FLUID-6190: Fluid demos are using hardcoded HTTP URL

Metadata

Source
FLUID-6190
Type
Task
Priority
Major
Status
Open
Resolution
N/A
Assignee
Colin Clark
Reporter
Giovanni Tirloni
Created
2017-09-03T10:02:23.470-0400
Updated
2024-07-22T09:24:27.828-0400
Versions
N/A
Fixed Versions
N/A
Component
  1. Demos

Description

While enabling HTTPS for build.fluidproject.org, warnings about mixed-content are showing which prevent the page being marked secure.

Ideally we should start using schemaless URL (//build.fluidproject.org instead of http://build.fluidproject.org).

Steps to reproduce:
1. Go to https://build.fluidproject.org
2. Access any of the demos
3. Confirm URL is https:// but page is not marked as secure
4. In the F12 > Security tab, a warning about mixed content is displayed

Comments

  • Justin Obara commented 2017-09-05T12:12:51.404-0400

    @@Giovanni Tirloni the recommendation from his post ( https://jeremywagner.me/blog/stop-using-the-protocol-relative-url ) is to just go ahead and use https:// There are some reasons listed including performance and security. Because we have to change the URLs anyways, we may just want to update them to https. Let me know what you think.

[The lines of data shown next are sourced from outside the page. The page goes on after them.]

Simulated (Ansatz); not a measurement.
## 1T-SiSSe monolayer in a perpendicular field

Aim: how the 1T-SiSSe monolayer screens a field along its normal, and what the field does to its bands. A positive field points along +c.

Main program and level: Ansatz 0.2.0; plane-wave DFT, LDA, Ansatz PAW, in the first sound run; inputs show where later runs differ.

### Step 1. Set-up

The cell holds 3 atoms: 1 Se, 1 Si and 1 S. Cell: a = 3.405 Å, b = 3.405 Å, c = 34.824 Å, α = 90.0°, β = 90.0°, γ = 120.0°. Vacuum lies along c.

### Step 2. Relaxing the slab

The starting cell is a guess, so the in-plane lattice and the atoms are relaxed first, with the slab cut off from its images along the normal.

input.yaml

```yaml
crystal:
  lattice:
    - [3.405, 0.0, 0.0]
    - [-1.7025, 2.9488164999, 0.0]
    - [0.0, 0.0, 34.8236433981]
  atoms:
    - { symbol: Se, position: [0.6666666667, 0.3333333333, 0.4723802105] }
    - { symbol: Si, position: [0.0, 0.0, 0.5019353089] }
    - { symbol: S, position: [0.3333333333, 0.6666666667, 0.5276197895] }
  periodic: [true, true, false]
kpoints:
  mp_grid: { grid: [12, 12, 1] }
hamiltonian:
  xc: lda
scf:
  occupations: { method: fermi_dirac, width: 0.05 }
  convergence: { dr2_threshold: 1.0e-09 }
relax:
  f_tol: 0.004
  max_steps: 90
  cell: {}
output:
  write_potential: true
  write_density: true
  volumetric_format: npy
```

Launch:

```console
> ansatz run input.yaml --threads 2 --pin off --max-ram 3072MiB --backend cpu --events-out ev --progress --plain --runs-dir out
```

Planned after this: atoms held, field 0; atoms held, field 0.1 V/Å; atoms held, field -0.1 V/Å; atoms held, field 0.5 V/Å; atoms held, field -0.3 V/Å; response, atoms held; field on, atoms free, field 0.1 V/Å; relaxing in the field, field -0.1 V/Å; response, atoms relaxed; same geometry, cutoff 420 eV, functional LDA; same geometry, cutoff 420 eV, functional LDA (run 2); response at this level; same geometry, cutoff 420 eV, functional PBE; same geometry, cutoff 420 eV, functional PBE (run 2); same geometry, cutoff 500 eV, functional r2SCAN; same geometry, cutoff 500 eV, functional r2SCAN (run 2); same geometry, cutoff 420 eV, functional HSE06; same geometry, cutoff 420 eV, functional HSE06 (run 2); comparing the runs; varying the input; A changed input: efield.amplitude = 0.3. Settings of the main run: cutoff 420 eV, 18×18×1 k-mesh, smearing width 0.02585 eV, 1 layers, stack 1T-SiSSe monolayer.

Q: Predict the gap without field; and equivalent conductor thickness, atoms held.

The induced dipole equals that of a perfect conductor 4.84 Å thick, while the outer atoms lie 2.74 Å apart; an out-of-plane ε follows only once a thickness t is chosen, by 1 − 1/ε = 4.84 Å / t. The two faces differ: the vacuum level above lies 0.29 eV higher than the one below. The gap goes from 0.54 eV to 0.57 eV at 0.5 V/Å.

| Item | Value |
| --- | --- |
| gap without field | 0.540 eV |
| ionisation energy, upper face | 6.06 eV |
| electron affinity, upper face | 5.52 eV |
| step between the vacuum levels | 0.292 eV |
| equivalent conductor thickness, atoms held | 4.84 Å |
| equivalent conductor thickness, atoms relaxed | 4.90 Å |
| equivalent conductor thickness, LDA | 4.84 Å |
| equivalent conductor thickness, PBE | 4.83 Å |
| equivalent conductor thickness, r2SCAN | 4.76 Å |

  • Giovanni Tirloni commented 2017-09-05T12:44:57.818-0400

    Since we have to modify the config file before deploying, it seems okay to hardcode https:// in the URL.

    I don't think the points made in the article are particularly strong (HTTP/2 performance improvements are debatable and if the website is available on HTTP then all security guarantees are gone anyway). I do agree the Internet has changed and https:// should be the default. Enforcing that in the code might be the easiest way to ensure we don't downgrade security in the future (say, Gio makes a mistake and deploys it in a non-HTTPS way... things will be broken immediately which is good).

    If we hit practical issues while developing/testing or running CI in the future (I foresee some complications with self-signed certificates and slower pipelines but nothing super disruptive), we can re-evaluate.